Haven’t Forgotten

I’m working in Purgatory.

Purgatory, in case you were wondering, is beige. It’s beige and there is no art on the walls. There is, however, a camera that watches how often you get up from your desk, measures the time of your stretches, and calculates how long it takes for you to use the restroom.

For all that China drained me and made me sad, at least there I could hop on my scooter in the afternoon and go driving on my own. Not at this place. I’ve found a job that requires me to do the exact same thing every day. I mean that literally – the exact same task everyday. I’m working on a white collar assembly line, and nothing is expected of me except to fall in line and never deviate.

I thought this is what I wanted. I know now that is not the case.

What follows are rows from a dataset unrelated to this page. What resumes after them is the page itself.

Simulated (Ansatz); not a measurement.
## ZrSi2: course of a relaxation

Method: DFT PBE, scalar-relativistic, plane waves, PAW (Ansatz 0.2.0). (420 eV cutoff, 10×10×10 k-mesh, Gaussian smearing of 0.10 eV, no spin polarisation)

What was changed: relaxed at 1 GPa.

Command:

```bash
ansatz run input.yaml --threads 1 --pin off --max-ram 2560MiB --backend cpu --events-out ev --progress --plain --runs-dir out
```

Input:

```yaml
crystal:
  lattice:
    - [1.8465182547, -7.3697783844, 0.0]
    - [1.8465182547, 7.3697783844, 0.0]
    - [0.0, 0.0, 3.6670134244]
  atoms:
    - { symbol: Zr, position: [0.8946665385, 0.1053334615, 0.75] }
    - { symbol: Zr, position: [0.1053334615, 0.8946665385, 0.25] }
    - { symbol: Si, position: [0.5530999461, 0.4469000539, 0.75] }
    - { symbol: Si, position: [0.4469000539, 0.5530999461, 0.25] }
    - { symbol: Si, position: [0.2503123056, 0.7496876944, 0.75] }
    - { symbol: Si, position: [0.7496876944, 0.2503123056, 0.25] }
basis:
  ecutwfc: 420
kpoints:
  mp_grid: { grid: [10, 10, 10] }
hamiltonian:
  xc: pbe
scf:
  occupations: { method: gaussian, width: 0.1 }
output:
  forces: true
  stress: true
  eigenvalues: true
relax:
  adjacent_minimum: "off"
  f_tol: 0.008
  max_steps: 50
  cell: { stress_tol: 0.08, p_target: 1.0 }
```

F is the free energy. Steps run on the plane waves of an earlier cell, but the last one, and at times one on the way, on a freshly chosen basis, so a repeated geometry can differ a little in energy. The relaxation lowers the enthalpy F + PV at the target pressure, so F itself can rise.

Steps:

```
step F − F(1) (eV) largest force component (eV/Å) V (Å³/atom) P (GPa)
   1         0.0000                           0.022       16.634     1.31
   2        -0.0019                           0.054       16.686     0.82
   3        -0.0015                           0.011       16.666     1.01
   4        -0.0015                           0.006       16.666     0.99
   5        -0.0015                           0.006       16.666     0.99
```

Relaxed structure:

So, readers, this gal is taking her moxie and going to shake things loose. I feel a wind in the air that’s calling me out from this soulless, oppressing box that has not even a motivation poster to cheer me. I think it’s time to smell the wind, chart the stars, and move on.

Wish me luck!

Not forgotten

I haven’t forgotten you.

I’ve made a mistake and now work in a writer’s sweatshop. It’s hard to find time to think for oneself, let alone write it down. I’ll do better. I should also write this on my other blog…and my journal is suffering too.

We make miscalculations. Mine has been going on for three months.

Three months of regulated bathroom breaks.

Three months of being monitored by cameras.

Three months of writing thousands of words every day, and being told I’m not a good writer because I left the date off a letter, and have a tendency to use “dramatic” words.

Three months of not exercising, writing, creating, or doing anything other than going to work and working.

So it goes, according to Vonnegut. I think perhaps I need to make a change.

Things are about to get interesting again…….

How do you prefer to be groped…?

It’s the wrong verb.

That’s what is scratching at the back of my brain throughout this alcohol lubricated conversation. It’s a housewarming party in the suburbs around Brussels, at a gorgeous house of an acquaintance in the small town of Lustin.


Seriously – movie quality home.

And we’ve all been drinking a little bit, the Europeans and the visiting Americans. They’re rolling their own cigarettes and have themselves decoratively draped over lawn furniture like so many Ikea mannequins. I have this theory that Europeans, especially French speakers, like to see what American limits are in terms of conversation topics. To see if we’re as Puritanical as our stereotypes make us out to be. Then again, it could be because I am a woman, and love to talk. Who knows the inner workings of the human mind…?

That is why, in the setting sun on the hillsides, full of beer and/or wine and sausages, I find myself discussing the nuances of breast fondling.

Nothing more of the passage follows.